Maybe I’m just getting old. Not since my twenties have I found myself feeling so disrespected by those younger. In fact, I have made it a point not to be so hung up on respect. Let me start with my late twenties.
In my late twenties I began working in the field of substance abuse, basically as a mental health technician at an adolescent rehabilitation center (for those uninitiated in this terminology, that’s simply a glorified babysitter. I would make sure they brushed their teeth, went to the required activities, went, and stayed in bed). I would talk to them when they had a crisis, and this was the beginning of my counseling career. One of my predominant feelings during the first two years I held this job was how disrespectful the adolescents were to me. I don’t mean that they were constantly disrespectful, but there were periods where the disrespect was readily apparent. It seemed to most often occur when I needed something to be done, and the individual refused to do it. It was my expectation that because I was in a position of authority the request or demand would simply be done. Instead, I was met with disrespectful words and refusal.
As part of my supervision I would discuss this, and eventually my supervisor suggested that my demand for respect was probably an unrealistic expectation and that I should likely stop demanding it. He also challenged me as to what my desire for respect might be about.
In response to this I worked on not expecting respect. As I studied Eastern philosophy the tenet of humility was cultivated. Although no one really describes me as humble, I do try my best not to take myself too seriously, and, and yes this sounds contradictory, I pride myself on not demanding respect. (Pride stands in a somewhat oppositional position to humility). But lately I’m beginning to wonder what is going on.

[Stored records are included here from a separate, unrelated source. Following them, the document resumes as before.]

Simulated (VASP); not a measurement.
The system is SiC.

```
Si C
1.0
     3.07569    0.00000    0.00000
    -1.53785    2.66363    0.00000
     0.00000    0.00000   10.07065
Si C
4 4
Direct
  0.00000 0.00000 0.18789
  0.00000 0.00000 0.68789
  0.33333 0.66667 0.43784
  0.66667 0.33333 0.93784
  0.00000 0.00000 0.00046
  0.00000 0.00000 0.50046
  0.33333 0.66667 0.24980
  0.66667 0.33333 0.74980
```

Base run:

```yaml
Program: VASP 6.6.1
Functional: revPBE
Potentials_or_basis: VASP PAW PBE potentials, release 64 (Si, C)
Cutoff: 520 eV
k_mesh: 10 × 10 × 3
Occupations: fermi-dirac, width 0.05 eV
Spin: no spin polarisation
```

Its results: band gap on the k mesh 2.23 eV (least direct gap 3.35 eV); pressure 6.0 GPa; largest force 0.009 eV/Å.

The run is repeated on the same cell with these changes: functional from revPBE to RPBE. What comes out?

Recently I had a serious and relationship damaging disagreement with a family member. The central tenet to the disagreement was an issue of respect, at least for me. I can say with certainty neither of us liked the way the other spoke to them. Recently I have been challenged three times in as many days about grades I provided on a paper. The most recent was in response to my comment “Way too many commas, especially in the last two paragraphs.” It started with the line, and I quote, “The commas are part of writing.” Now perhaps I’m being sensitive, but this sounds a bit condescending. It may be important to note this was in response to a grade of 93.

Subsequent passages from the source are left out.